UPDATED 11:47 EST / OCTOBER 07 2010

Recycling Old Electronics is a 50-50 Trend, Minus 11

The growing competition amongst manufacturers has introduced the world to wonders like never before, including the smartphone, HDTV, iPad and the high-power laser pen.  But all the new gadgetry also a  has a flipside, as it directly influences our ecosystem.

As mentioned by Retrevo:

“Based on a 2008 EPA report, we calculate that by the end of 2010 there will be so much e-waste accumulated (since the year 2000), it could cover the island of Manhattan in old electronics three feet deep.”

This along with the fact that in 10 years from now there will be an amount of e-waste to fill enough garbage trucks to circle the world twice is certainly not an optimistic one. Furthermore, based on a Retrevo census covering over 7,500 U.S and international households, only 39% recycle of participants recycle their old electronics, and 61% don’t. The chief reason for that are individuals’ good intentions but lack of action, followed by unavailability of local means of convenient recycling, unawareness to exactly ‘how’ to do so and coming in last, simply not caring about the subject.

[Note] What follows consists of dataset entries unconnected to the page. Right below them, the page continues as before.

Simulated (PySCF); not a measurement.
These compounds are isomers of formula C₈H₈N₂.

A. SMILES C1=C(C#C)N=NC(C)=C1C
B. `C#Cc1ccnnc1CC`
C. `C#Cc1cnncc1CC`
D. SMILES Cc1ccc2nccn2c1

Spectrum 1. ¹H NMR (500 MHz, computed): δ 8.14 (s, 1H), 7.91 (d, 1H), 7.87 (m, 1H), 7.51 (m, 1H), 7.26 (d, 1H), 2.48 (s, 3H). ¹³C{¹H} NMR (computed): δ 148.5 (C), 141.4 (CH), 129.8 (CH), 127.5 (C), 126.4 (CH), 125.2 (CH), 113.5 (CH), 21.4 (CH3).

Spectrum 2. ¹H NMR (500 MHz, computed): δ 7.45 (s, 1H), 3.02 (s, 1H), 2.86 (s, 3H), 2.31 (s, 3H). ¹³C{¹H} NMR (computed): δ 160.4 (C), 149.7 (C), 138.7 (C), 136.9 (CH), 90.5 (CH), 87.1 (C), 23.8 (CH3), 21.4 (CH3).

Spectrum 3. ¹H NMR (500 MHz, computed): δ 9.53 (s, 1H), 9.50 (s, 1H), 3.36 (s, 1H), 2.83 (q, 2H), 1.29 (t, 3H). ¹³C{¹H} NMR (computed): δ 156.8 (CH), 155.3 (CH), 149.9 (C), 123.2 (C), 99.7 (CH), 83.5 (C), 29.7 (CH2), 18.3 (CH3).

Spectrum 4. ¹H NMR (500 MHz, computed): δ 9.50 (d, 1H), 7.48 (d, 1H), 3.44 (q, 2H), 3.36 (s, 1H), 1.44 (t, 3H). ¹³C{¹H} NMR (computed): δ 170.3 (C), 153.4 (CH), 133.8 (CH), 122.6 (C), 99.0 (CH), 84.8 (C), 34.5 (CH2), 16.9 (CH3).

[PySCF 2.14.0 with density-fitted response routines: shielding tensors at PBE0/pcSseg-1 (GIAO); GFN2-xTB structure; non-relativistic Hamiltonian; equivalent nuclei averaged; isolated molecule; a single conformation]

With 28% e-waste recycling rates in the U.S, manufactures and resellers also noticed this growing problem. In consequence, Costco, Apple, Office Depot, ecoATM and more offer recycling services and trade ins / mildly hinted promotional insensitive, in addition to Best Buy’s national-scale effort to collect 1 billion pounds of old electronics for recycling.  It’s a program even I’ve tried out once.

Making the public, manufacturers and merchants more aware of the serious ecological damage e-waste can potentially cause  is a vital step in finding use of all the piles of suffocating old phones, MP3 players, TV’s and computers that engulf the planet.  On the brighter side however, giving away an outdated piece of tech can also get one a great deal on his next purchase, and even some quick cash at the manufacturer, even if it is only a gift card you end up buying for yourself.  That’s the ultimate reward, right?